The Harmons Culinary Education Center is easy to find on the spectacular mezzanine of Harmons newest store at 13800 South and 100 East in Draper.
This is the place Bryant, his sous chefs and the family-owned Harmons company are inviting Utahns to come to hone their cooking skills in a friendly environment with some of the state’s most skilled chefs and up-to-the-minute equipment and technology.
Classes are offered several times a week and the schedule is easily accessible on-line.
The center features five state-of-the-art cooking stations anchored by spiffy stainless steel Wolf ranges and all the other equipment to support entrees, side dishes, sauces, ethnic dishes, desserts and anything else on the cooking school calendar.

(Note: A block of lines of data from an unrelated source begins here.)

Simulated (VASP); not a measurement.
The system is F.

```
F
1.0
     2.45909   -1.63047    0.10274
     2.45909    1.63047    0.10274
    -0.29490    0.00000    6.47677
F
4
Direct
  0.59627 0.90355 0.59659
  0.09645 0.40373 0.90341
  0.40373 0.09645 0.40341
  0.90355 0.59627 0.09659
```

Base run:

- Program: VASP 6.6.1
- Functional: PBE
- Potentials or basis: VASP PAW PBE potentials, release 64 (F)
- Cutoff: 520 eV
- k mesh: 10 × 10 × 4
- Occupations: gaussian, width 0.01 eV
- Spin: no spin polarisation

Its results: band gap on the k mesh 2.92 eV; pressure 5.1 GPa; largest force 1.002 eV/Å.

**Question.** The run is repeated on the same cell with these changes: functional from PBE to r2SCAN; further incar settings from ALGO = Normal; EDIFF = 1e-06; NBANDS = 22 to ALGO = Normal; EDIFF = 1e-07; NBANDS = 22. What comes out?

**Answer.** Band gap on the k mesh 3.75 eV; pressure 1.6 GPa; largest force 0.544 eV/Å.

In these beautiful surroundings, Harmons chefs and staff will deliver classes and menus from their own private recipe files and also craft classes on topics requested by customers.
Chef Bob Bryant will teach most of the classes.
After his early initiation to cooking as a teenager, Chef Bob Bryant has learned from some of the best mentors around. Over the years, he has cultivated what he calls a classical education in culinary arts. He has trained with some of the best chefs in Utah.
He spent much of his career in Salt Lake City – he owned Cafe’ Rude in downtown Salt Lake City for example – but after many years sought a change of pace and spiritual respite in Antimony, Utah.
Up until a few months ago, he was at the helm of his own restaurant, an eclectic American eatery in Central Utah called Desert Blossom.
A yearning for a larger experience brought him back to Salt Lake City and to Harmons where he’s delivered some unlikely dishes that are becoming Harmons customer favorites – turkey meatloaf for example.
“If you ever have my turkey meatloaf...” Chef Bob Bryant teases. “You will cry. It’s that good.”
The beauty of this variation on the dinnertime favorite actually has less to do with the turkey, and more to do with the range of vegetables pureed to add moisture and flavor without adding saturated fat.
It’s a theme that follows Chef Bob Bryant through many of his offerings at Harmons culinary education program. He’s health conscious, but a little bit mischievous too and his dishes are a bit unexpected.
He likes it that way. He loves to take different ingredients and put them together in unique combinations. Pasta with an Asian flair for example, or “Shrimp from Hell,” a bevy of Caribbean flavors made up of shrimp sautéed with orange juice, coconut milk, jalapenos, Vietnamese chilis, mangos, bananas and cilantro.
Huh?
“I love that reaction,” Chef Bob laughs. “It sounds a little off, but taste it, and it’s incredible.”
In preparation for opening, the whole cooking school staff went to San Francisco to observe and train at a cooking school there. They brought back their expertise to the Harmons Culinary Education Center space that is a pleasant surprise to customers used to the white walls and straightforward interiors of mainstream grocery stores.
Six-burner, Wolf ranges highlight the modern space, which also includes Cuisinart mixers, JK Henkel knife sets and everything else necessary in the fully equipped instructional facility. While the equipment is made for pros, Harmons’ cooking enthusiasts don’t have to be. Classes range from sharpening knife skills, to preparing classic gourmet sauces, to grilling more interesting meals this BBQ season, to whipping out delicious vegetarian dishes. Bryant and his team of chef educators will assist with either “hands-on” or “demonstration” cooking sessions. Hands-on cooking classes are just that. After a technique demonstration, attendees jump in and create menu items for that class. When the food is ready, everyone eats. Demonstration classes are meant to be foodtainment. Attendees watch as the team of chefs prepares that evening’s selections – and can get a bird’s eye view from two large screen monitors mounted overhead. Later, attendees eat what the chefs prepare. Class fees cover all ingredients, preparation and food costs.
In addition to Chef Bob Bryant, the school will feature guest chefs from all areas of the food industry, including Harmons Executive Chef Kyle Lore and Certified Master Chef Helmut Holzer.
The company is also pulling expertise from its own experienced ranks.
Harmons Chef Colleen Lodge, for example, started crafting meatless meals when her teenage daughter went vegetarian a year ago. Lodge dialed back her meat consumption, cut friend foods, and lost 48 pounds. Now she’s teaching Harmons patrons what she’s learned in vegetarian cooking class.
“That’s the beauty of this,” Bryant says. “It’s not Better Homes & Gardens-style cooking. It’s more complex, more gourmet. But we’re translating it into terms and classes the average person can enjoy.”